You can make it do what it was meant to do.
The requirement here is modest: a small group of Republican electors must be persuaded to vote their conscience. No question that many of these are appalled at the prospect of a Trump presidency; surely a few are courageous enough to cast a vote for someone else. (Most if not all would vote for another Republican, of course; it doesn't seem likely that many would choose Hillary Clinton.) Depending upon how current recounts turn out, somewhere between a minimum of ten and a maximum of thirty-seven electors would have to defect in order to bring Trump's count down to less than 270.
If neither party ends up with 270 votes, then the decision passes to the House of Representatives, and a vote in that chamber determines the winner. The House is permitted to choose from among the three candidates who receive the most votes in the Electoral College. Hence, dissenting electors can rest assured that they -- and the voters they represent -- will end up with a Republican president. [...]
Why should Democrats fight for this? Because any conceivable choice on the part of the Electoral College and the House, however extreme, would be preferable to Trump.

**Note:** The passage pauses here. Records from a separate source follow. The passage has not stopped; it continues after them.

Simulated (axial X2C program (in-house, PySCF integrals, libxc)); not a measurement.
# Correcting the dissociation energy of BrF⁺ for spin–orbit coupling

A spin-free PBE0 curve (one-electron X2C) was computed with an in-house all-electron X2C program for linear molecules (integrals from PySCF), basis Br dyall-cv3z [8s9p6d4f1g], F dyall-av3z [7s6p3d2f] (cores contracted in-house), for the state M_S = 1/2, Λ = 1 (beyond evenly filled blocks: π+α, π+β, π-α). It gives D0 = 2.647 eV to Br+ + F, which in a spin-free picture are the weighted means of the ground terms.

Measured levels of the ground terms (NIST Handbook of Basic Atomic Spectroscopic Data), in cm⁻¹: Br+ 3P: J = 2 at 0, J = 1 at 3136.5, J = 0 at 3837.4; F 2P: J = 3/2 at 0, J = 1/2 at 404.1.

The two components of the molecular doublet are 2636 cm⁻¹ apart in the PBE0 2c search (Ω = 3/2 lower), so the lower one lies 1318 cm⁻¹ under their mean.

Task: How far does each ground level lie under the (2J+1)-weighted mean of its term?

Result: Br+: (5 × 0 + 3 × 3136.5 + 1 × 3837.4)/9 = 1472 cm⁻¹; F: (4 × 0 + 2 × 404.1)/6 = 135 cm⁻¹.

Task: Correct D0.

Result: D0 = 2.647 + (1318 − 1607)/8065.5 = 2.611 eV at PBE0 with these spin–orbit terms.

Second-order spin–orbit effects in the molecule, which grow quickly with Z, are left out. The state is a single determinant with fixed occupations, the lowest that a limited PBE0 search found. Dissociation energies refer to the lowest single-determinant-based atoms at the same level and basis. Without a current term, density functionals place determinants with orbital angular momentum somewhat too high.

This would not be an abuse of the Constitution. Quite the opposite, as I say: it would be the proper use of the Constitution to prevent the abuse of a general election. The Founding Fathers would have approved. More: they would have been distressed to see this not happen, given the circumstances. They chose to found a republic that was not a direct democracy, and this is why: a simple binding majority vote provides no check upon the election of a tyrant. (This election was an exception, ironically: Hillary Clinton won the popular vote, and direct democracy would have spared the world the terrifying promise of a Trump presidency.) [...]
So, how do you accomplish this? The process is simple: write to electors in states that went red, and beg them to vote their conscience. The complete list of relevant electors can be found here, with contact information: "Flip the 37."
Change.org Petition: Electoral College Electors: Make Hillary Clinton President on December 19:
We are calling on the Electors to ignore their states' votes and cast their ballots for Secretary Clinton. Why?
Mr. Trump is unfit to serve. His scapegoating of so many Americans, and his impulsivity, bullying, lying, admitted history of sexual assault, and utter lack of experience make him a danger to the Republic.
Secretary Clinton won the popular vote and should be President.
You Dumb Motherfuckers, By James Madison:
Hey there shitheads. Remember me? Yeah, it's James *fucking* Madison. Third Secretary of State? Supervisor of the Louisiana Purchase? Fourth President of the United States of America? That guy. How's it going?
What's that? You're scared? You're worried you might elect as the next President a misogynistic turkey leg that somehow escaped the state fair, fell into a bale of hay, and inexplicably managed to bankrupt six companies? Oh dear, that sounds stressful. And nobody saw it coming? Wow, that sucks. I mean, Jesus Christ, how did nobody consider that one day, some insane demagogue might incite a populist rebellion and threaten to shit on our country? How did no one think to create some kind of safeguard?
OH WAIT. I DID. IN FUCKING 1787.
Remember that Constitution you guys all say you *loooove* so much? Yeah, I wrote that shit. All of it. Even though for some reason you assholes keep thinking it was Jefferson. And because I'm way smarter than all of you, I wrote in a little something I call the Electoral College.
Yeah, so, Mr. Madison's dissent aside...
The idea behind the Electoral College is that the people can't be directly trusted, and instead appoint a set of grown-ups to make the actual decisions for them. It's the same reason we have a Congress and Senate instead of just letting everyone vote on laws directly.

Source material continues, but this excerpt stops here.